Whitehorse Ponds: A Special Aquatic Study
A short hike from the junction of the Pacific Crest Trail and Highway 62 can take you to the top of Whitehorse Bluff. It can be reached by a relatively easy crosscountry walk and a short climb. The top of the bluff is at 6,200 feet in elevation and a world apart from surrounding areas below it. Hiking across the bluff will also lead you to encounter the setting of forest ponds. Atop Whitehorse Bluff are sixteen ponds, each with its unique inhabitants. During the summer of 1993, I along with David Hartlesveldt and Robert Truitt, received funding from the Crater Lake Natural History Association to survey Whitehorse Ponds. This survey included the biotic, physical, and chemical nature of these ponds.
Map by Susan Marvin.
A reconnaissance of the park’s forest ponds by Roger Brandt in 1992 (see pp. 12-13 of the 1993 Nature Notes from Crater Lake) served as the precursor to this survey. In visiting the Whitehorse Ponds five times in 1993, our investigation gathered data on the phytoplankton, zooplankton, vascular plants, water chemistry, and other pond inhabitants. Samples were collected with zooplankton nets, Van Dorn water samplers, and special nutrient bottles for chemical analyses. Instruments were deployed to measure in situ temperatures, pH, and conductivity. We also analyzed samples for plankton and chemical concentrations.
The authors made their first visit to the ponds on July 14,1993, when they found the area to be teeming with life. The drone of mosquitoes filled the air, while snow melted directly into the ponds. Even with the wet winter season and all the snow, the ponds were about 30 cm below capacity. This may suggest that water levels had not fully recovered from several prior years of dry weather.
Even so, the ponds were found to support healthy populations of dragon flies, water striders and other aquatic insects, frogs, toads, salamanders, moss and other aquatic plants, as well as many types of plankton.

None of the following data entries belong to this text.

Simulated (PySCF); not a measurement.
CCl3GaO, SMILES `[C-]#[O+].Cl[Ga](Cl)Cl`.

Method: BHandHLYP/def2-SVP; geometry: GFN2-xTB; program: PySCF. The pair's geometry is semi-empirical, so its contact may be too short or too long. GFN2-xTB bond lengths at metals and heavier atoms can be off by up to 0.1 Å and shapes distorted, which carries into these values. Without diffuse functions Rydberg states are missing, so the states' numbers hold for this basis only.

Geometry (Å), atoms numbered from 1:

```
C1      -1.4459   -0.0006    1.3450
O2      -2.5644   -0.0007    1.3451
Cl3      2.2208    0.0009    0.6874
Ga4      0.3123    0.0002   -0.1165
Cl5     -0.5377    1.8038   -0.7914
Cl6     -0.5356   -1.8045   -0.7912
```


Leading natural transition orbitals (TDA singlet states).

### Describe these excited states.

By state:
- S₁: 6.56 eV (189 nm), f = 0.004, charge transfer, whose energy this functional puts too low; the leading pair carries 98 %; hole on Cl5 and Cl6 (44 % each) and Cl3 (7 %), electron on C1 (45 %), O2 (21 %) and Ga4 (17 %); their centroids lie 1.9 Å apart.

Part of the survey involved comparing the ponds with the waters of Crater Lake, the springs which enter the lake from inside the caldera, and precipitation such as rain and snow. As a result, we found the amount of phosphorus, sodium, potassium, calcium, magnesium, and chloride ion concentrations in these ponds to be similar to precipitation, but very different from the lake and springs.
We also discovered that levels of two nutrients, sulfate and nitrate, in the ponds were far below levels in precipitation and in lake water. This suggests that vascular plants and phytoplankton in the ponds are quickly assimilating these nutrients as they become available from snow melt, rainfall, or through seepage from ground water. Crater Lake has been documented to be nitrate limited, meaning that the lack of nitrate is probably a key factor in limiting plant growth. The relative scarcity of nitrate ions in the ponds may similarly retard plant growth in these habitats.
Other chemical tests conducted include dissolved oxygen, pH, conductivity, and alkalinity. These estimate oxygen concentration, the acid/base level, total salt content, and the ability of water to neutralize acids, respectively. Conductivity data suggest these ponds are mostly rainwater supported with a few added ions from the soil. Alkalinity measurements reinforce the contention that the lake is fed by waters other than just rain or surface snowmelt. Measurements of alkalinity also show that the ponds have little ability to buffer additions of acid. This means that the ponds will most likely be affected if acid rain enters the pond complex.
Since the ponds appear to be fed solely by direct or indirect precipitation, change in the chemistry of the entering precipitation could likely affect their delicate balance. One threat may be from the burning of fossil fuels, which produces carbon, nitrogen, and sulfur oxides. These gases ultimately become carbonic acid, nitric acid, and sulfuric acid, which when combined with precipitation, can lower the pH of surface waters. This anthropogenic input could be a major agent of change for the ponds and lakes throughout the Cascade Range in the coming years.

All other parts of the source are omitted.